Comment by Strilanc

4 years ago

Another danger using fork is it duplicates the internal state of pseudo random number generators. It's a great way to accidentally take the same random samples in every process, utterly trashing any statistics you were intending to do. Bonus: the python multiprocessing module silently uses fork by default. Person A writes a "make multiprocessing convenient" library, Person B writes a sampling library, you put them together and... whoops!.

Libraries like that should use pthread_atfork() to automatically reset/reseed/whatever state as needed at fork() time.

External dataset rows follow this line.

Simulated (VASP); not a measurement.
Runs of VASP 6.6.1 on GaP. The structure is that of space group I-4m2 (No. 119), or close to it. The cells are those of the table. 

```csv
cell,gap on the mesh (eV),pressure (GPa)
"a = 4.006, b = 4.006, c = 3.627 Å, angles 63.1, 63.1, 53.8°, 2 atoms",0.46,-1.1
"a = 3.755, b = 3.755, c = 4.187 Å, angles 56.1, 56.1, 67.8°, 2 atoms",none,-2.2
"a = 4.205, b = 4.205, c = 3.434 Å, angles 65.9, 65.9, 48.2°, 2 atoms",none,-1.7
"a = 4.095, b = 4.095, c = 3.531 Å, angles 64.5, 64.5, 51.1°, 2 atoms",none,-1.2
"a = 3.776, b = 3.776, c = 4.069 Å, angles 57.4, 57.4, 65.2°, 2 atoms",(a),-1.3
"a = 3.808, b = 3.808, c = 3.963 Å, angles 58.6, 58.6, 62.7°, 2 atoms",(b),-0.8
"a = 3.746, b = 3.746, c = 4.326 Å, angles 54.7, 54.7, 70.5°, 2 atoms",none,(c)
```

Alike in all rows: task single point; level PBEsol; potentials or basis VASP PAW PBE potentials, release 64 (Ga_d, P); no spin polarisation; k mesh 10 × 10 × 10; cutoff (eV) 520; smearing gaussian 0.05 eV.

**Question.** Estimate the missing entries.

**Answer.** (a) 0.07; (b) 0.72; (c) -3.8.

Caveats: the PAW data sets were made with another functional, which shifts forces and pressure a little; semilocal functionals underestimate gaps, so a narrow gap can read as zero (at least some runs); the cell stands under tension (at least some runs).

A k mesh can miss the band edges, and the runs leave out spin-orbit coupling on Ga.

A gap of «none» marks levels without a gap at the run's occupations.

  • I don't think that's really a viable strategy in practice in an ecosystem as complex as python's. There's too many libraries and too many little corner cases and interactions around what the behavior should be.

    For example, suppose I am using library A and I initialized the random number generator with a fixed seed. Clearly when I fork it's not appropriate for A to reseed, because I wanted fixed behavior. Something is very wrong so probably there should be an exception. But now suppose I was using library B which was using A and B handles getting system entropy to seed A. Now it is clear that when I fork I probably want B to reseed A, but alas A has already raised an exception because it was given a (from its perspective) fixed seed. So now A needs to be redesigned to be given a seed and like some sort of intent on what should happen when forking, and oh my god wow this is creating a lot of work for everyone everywhere this is not actually going to be done consistently and cannot be trusted.

    • If you're writing a simulation or a test, then you'll want the PRNG to stay unchanged, and you'll want to be in control of any reseeding.

      For all other RNG uses, you really do want it to reseed.

      A cryptographic PRNG vs. a simulation PRNG are very different things, and should be different libraries.

Reading up in the python documentation, it seems to seed once from `/dev/urandom`, and then uses it's own generator to generate further random bits.

What's the purpose for this strategy opposed to deriving every single random value from `/dev/urandom`, simple performance?

  • Reading from /dev/urandom requires a syscall, which can be extremely slow compared to running your own prng in-process.